In a recent study, researchers from analyzed marathon timings in Australia from 2000 to 2016 and concluded that Aussies have never been slower. Their database includes 183,061 results from 154 different races.

When they plotted the mean finishing times year after year (figure shown above), they observed a trend that indicates that Australian marathon participants have been getting progressively slower for the last 17 years. It is important to note that there is an average increase of about 20 mins in the average finishing time of a marathon in 2017, compared to 1999.

A number of different reasons could be responsible for this trend. Some of them are:


  • The overall increased participation;
  • The increased numbers of female participants;
  • The increase of the average age of the participants.

However, what they have found is that these reasons can not explain the trend entirely.

Increased Participation

It is true that the numbers of marathoners have increased in the last 17 years. This might mean that the more popular marathon running becomes, more and more unprepared participants join and they drag the average down. However, when the finisher times are segmented by speed, slowing down across all groups was observed. Additionally, the percentage of people, who just walk the race has been and still is minuscule and cannot be responsible for the overall increase in finishing times.

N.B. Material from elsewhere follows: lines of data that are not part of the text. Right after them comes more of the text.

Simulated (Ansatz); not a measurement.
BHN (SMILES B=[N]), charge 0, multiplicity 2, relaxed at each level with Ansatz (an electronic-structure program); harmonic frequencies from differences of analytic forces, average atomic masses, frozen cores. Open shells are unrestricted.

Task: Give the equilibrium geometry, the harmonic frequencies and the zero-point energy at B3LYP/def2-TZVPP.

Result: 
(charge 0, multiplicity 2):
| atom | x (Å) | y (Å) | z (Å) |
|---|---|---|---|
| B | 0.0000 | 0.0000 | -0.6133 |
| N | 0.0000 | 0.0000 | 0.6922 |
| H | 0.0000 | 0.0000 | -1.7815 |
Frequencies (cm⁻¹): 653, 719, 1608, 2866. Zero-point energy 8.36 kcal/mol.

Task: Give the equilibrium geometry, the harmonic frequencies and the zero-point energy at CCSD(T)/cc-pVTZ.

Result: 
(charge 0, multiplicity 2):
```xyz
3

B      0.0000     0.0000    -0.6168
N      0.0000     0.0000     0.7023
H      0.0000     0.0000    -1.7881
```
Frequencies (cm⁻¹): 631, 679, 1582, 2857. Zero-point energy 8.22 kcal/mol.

Increased Female Participants

As we know women are on average slower than men and with more women, the average time goes down. However, when data were segmented by gender, it was found that men and women are slowing down at equal rates, as shown in the plot below:

Aging Population

Interestingly, contrary to the global trend, the average age of marathoners in Australia has been slightly declining. Such an argument, therefore cannot be valid.

What about health?

Obesity in Australia, as in most developed countries, is on the rise. Researchers Andersen and Nikolova used the data on obesity from the Australian Bureau of Statistics and what they found is that both obesity and hypertension trends correlate strongly with the slow-down trend, both when studied in short- and long-term.

It is important to note that correlation is not causation and we can’t be sure that these results are the complete and only explanation for the slowdown of Australian marathoners, but it is worth noting that the deteriorating health seems to have an impact even on the more active and health-conscious marathon runners.